New Delhi: Mill owner National Textile Corp. Ltd (NTC) plans to auction prime property spread over 150 acres of land in Mumbai, Kanpur and Indore, with the exercise kicking off next month.
“As the Indian realty market is reviving from the slump, there is need for more land to create housing,” state-run NTC’s chairman and managing director K. Ramachandran Pillai said at a seminar in the Capital on Wednesday.
“We plan to begin the process in April by placing notices in major national dailies,” Pillai said.
NTC, which has 25 mills in Mumbai alone, has raised Rs4,034.6 crore from the sale of mill assets, according to the latest report by the committee on public undertakings (Copu), a parliamentary panel. It sold five plots for Rs2,200 crore at the height of the property boom in 2005-06.
No minimum price has been set for the land that it plans to auction, Pillai said. “This depends on location and the market demand. But we would soon take a decision on this.”
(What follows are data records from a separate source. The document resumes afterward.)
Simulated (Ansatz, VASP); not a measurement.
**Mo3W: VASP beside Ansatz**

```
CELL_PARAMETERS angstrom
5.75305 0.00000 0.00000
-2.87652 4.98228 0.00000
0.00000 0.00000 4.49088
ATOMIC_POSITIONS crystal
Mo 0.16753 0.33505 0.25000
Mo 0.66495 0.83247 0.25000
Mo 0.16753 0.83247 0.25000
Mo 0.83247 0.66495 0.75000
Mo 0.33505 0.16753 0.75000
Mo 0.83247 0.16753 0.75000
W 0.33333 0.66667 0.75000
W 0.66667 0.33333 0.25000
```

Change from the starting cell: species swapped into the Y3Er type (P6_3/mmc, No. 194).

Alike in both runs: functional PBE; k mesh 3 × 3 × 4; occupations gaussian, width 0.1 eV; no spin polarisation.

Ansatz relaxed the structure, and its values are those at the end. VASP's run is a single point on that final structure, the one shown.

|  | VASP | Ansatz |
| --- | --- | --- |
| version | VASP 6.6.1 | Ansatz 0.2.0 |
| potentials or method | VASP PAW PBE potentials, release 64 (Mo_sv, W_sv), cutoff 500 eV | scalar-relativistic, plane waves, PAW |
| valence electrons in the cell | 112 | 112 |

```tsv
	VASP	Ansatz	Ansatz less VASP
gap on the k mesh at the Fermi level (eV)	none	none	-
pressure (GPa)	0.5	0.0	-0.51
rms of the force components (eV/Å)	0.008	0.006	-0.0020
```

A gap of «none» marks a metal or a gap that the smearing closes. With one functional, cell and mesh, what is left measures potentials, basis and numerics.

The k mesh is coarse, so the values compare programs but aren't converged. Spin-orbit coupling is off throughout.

Pillai hadn’t responded to queries for further details sent by email till the time of going to presss.
The committee’s report also said NTC got 180-350% higher than the base price from the sale of the five properties in Mumbai, primarily because of location and demand.
The next round of auctions in Mumbai may not provide as high a return, said Ashutosh Limaye, associate director, strategic consulting, Jones Lang LaSalle Meghraj, a property consultant.
“The developers are in no hurry to enter the Mumbai market this time, as it was seen in the previous auction,” he said. “Moreover, NTC mills are not the only ones available in the market for auction. There are other property owners who are willing to offload. Third, cash-starved developers will not be able to pay a higher price for the land.”
The land in the smaller towns may generate more demand.
“If the land in Kanpur and Indore are located in prime areas, developers will readily give better price,” he said. “Smaller cities are the next destination in terms of housing.”
NTC was incorporated in April 1968 with the main objective of managing the affairs of sick textile undertakings, eventually coming to control 119 mills through nine subsidiaries.
All the subsidiaries were declared sick by the end of year 2005 under the Sick Industrial Companies Act, 1985. The NTC board subsequently approved industrial and financial reconstruction programmes that included the closure of unviable mills.
According to these schemes, 77 mills were to be closed, 40 to be revived and two to be transferred to the Tamil Nadu government.
An assets sale committee was constituted for each subsidiary to take decisions regarding the sale of surplus assets. All the nine subsidiaries were merged with the holding company, thus making NTC a single company.